Black Swan is a visually stunning and disturbing melodrama that’s been alternatively described as a dark psychological thriller, and a campy horror film. Set in the punishing world of ballet, where stardom is perhaps at its most fleeting, Natalie Portman stars as Nina Sayers, an aspiring lead with a New York dance company, who’s determined to land the coveted part of the Swan Queen in an upcoming production of Swan Lake. The company director (played by Vincent Cassel) thinks Nina is perfectly suited to play the virginal White Swan, but isn’t so sure if the shy, repressed dancer has what it takes to play the Black Swan, her sexually charged evil twin.
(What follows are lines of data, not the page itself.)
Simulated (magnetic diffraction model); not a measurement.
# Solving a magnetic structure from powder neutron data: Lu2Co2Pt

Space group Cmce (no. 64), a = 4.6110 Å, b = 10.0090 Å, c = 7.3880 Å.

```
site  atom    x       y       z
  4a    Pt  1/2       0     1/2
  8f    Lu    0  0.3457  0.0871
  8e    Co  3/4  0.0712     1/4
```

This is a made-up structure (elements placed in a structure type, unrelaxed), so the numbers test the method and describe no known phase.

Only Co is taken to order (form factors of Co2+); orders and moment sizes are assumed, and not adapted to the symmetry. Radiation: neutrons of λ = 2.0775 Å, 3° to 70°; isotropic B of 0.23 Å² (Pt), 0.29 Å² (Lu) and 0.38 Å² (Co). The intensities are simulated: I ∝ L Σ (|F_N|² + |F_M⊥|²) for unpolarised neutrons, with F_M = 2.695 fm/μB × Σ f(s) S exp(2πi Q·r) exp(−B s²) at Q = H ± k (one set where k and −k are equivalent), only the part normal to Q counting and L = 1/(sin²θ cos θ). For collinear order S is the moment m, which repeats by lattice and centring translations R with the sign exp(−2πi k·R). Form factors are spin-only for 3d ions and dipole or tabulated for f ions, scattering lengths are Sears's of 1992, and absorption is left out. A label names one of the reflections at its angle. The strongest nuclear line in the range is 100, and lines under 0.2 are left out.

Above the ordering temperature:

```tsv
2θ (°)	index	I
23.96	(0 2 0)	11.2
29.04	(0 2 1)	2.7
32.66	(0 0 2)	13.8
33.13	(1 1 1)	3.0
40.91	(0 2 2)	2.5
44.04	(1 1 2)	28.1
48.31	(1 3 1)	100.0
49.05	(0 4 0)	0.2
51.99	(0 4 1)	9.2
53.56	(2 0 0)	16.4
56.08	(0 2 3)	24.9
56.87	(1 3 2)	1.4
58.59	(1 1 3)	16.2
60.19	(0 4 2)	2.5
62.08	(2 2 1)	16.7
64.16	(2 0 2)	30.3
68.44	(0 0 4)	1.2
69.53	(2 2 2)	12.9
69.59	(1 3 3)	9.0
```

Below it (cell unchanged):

He asks Nina to find her darker, more sensual side, and also instructs her to observe the company’s new ballerina, the free-spirited Lily (played by Mila Kunis), whom he appoints as Nina’s understudy for the big role. Lily offers Nina her friendship and more, and pretty soon Nina is convinced Lily wants to steal her role. Haunted by her own reflection in the mirror, and troubled over a feather-like skin-rash she seems to have acquired, Nina becomes increasingly anxious with every passing day.
 
The movie goes off in all sorts of crazy directions, depicting various events that may or may not be figments of Nina’s imagination. Challenged to tap into her dark side, Nina becomes increasingly lost in a waking nightmare of all her fears and neuroses, and much of the film’s final act involves piecing together this jigsaw puzzle of reality and illusion.
 
Directed by Darren Aronofsky, Black Swan is strangely fascinating and wildly unpredictable, and like his last film The Wrestler, the protagonist here suffers intense pain in order to please an audience. Natalie Portman offers a committed, mesmerizing performance as the tortured artist, and it’s hardly surprising that her showy, bloated turn won her an Oscar.
 
Refreshingly original and stunningly photographed, the film’s last ten minutes, in particular, will give you gooseflesh. I’m going with four out of five for Black Swan. It’s a haunting piece of cinema that stays with you.